Quantile Digest (q-digest)¶
Quantile Digest, or q-digest, is a tree-based stream summary algorithm that was proposed by Nisheeth Shrivastava, Subhash Suri et al. in 2004 in the context of monitoring distributed data from sensors.
from pdsa.rank.qdigest import QuantileDigest
qd = QuantileDigest(3, 5)
for i in range(100):
qd.add(random.randrange(0, 8))
qd.compress()
qd.quantile_query(0.5)
qd.inverse_quantile_query(5)
qd.interval_query(2, 6)
Build a q-digest¶
Quantile Digest is designed to be built on integer numbers from a known range.
The range of the supported integers is defined by the number of bytes in thier maximal representation. Thus, for k-bytes integers, the range will be [0, 2^k - 1].
from pdsa.rank.qdigest import QuantileDigest
qd = QuantileDigest(3, 5)
Note
The ranges up to 32 bytes only are supported in the current implementation.
Add element into q-digest¶
qd.add(5)
Quantile Query¶
Given a fraction q
from [0, 1], the quantile query
is about to find the value whose rank in a sorted sequence
of the n
values is q * n
.
qd.quantile_query(0.95)
Inverse Quantile Query¶
Given an element, the inverse quantile query is about to find its rank in sorted sequence of values.
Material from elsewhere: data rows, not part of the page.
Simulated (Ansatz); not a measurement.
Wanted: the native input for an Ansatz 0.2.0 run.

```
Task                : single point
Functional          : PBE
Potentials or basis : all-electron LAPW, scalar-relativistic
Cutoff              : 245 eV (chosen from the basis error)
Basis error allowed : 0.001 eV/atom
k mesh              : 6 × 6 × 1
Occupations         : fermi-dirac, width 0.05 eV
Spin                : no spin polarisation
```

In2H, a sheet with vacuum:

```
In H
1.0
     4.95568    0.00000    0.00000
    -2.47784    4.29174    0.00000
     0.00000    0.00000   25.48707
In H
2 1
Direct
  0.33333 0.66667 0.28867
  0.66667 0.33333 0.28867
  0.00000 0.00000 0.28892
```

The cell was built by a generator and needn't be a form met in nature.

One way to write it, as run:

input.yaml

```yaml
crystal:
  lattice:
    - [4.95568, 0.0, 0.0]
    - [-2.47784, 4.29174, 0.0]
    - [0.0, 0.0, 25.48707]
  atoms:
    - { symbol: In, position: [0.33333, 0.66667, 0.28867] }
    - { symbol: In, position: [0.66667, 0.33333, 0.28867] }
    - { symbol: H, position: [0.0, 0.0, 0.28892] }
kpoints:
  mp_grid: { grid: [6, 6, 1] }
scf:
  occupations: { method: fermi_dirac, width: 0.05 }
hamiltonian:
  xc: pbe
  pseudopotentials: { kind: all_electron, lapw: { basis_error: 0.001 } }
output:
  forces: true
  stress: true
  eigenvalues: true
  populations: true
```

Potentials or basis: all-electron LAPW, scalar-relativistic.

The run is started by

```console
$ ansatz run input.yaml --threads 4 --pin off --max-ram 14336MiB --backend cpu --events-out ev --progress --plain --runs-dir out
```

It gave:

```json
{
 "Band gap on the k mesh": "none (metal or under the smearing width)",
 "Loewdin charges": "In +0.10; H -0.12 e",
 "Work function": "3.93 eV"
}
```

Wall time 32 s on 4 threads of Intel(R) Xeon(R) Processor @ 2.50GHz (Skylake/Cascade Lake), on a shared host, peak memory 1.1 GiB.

qd.inverse_quantile_query(4)
Interval (range) Query¶
Given a value the interval (range) query is about to find the number of elements in the given range in the sequence of elements.
qd.interval_query(3, 6)
Merge q-digests¶
qd1.merge(qd2)
Warning
Only q-digets with same compression_factor and range are possible to merge correctly.
Length of the q-digest¶
Length of the q-digest is the number of buckets (nodes) included into the q-digest.
print(len(qd))
Size of the q-digest in bytes¶
print(qd.sizeof())
Warning
Since we can’t calculate exact size of a dict in Cython, this function return some estimation based an ideal size of keys, values of each bucket.
Count of elements in the q-digest¶
print(qd.count())
Warning
While we can’t say exactly which elements are in the q-digest, (because the compression is a lossy operation), it’s still possible to say how many in total elements were added.